24. Paper, scissors, rock
I was part of a panel the other evening convened by Dr. Fernando Guerra of the Leavey Center for the Study of Los Angeles at Loyola Marymount University. His students and those in two other classes heard from Ruth Galanter (former Los Angeles City Council member), Brendan Huffman (formerly president of the Valley Industry and Commerce Association), and Ron Kaye (former editor of the Daily News). I offered some historical perspective.Dr. Guerra led with a question about the future of Los Angeles Times, prefaced with a show of hands from a hundred or more undergraduates. A very few had read the Times that day (a Thursday). Significantly more - to the surprise of the panel - thought of themselves as Times readers, at least occasionally. The newspaper habit, it seems, had not entirely died out among these local 20-somethings.

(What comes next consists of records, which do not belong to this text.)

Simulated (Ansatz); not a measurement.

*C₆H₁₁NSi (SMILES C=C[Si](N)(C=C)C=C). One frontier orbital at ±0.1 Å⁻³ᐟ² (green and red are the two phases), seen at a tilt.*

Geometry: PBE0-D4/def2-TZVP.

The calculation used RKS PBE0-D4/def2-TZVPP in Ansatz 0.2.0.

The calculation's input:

When it was his turn to comment, Ron Kaye was passionate in his disdain for what the Times had become, how it had failed the city even in the decades when it was becoming the most important newspaper of the West, that its reach had never included the rapidly changing region it had sold into existence. Kaye expected the paper's ongoing death by a thousand cuts would make the Times unrecognizable in five years, that the familiar slap of its newsprint on suburban front steps could be heard no longer.
[Ron Kaye correctly notes below that it was Dr. Guerra who suggested that the paper might be gone in five years.]
I grew up with Times. To crib from KCET's promotional ads, I could say that I became the sort of writer I am because of the Times. I read its columnists - Jim Murray, Matt Weinstock, and Jack Smith. I read its cultural opinion makers - among them, Art Seidenbaum and Charles Champlin. I learned from all of them: the power of voice, the centrality of place, and a hunger for stories.
So the kid of 10 or 11 who read Jack Smith while wolfing down Rice Krispies before riding his bike to school eventually became an occasional writer of opinion for the Times. Who wrote through several régime changes since 1997. (Too many régime changes.) Who wonders now which voice in the Times will beguile other young readers, will stoke their longing for stories, will make this place appear to be the most important subject of their wonder and speculation?
Mere information is everywhere. Opinion comes in torrents. Voices are rare. Attached to the discipline of telling stories -- harder to find. And in sympathy to a place and its ordinariness - perhaps no longer possible.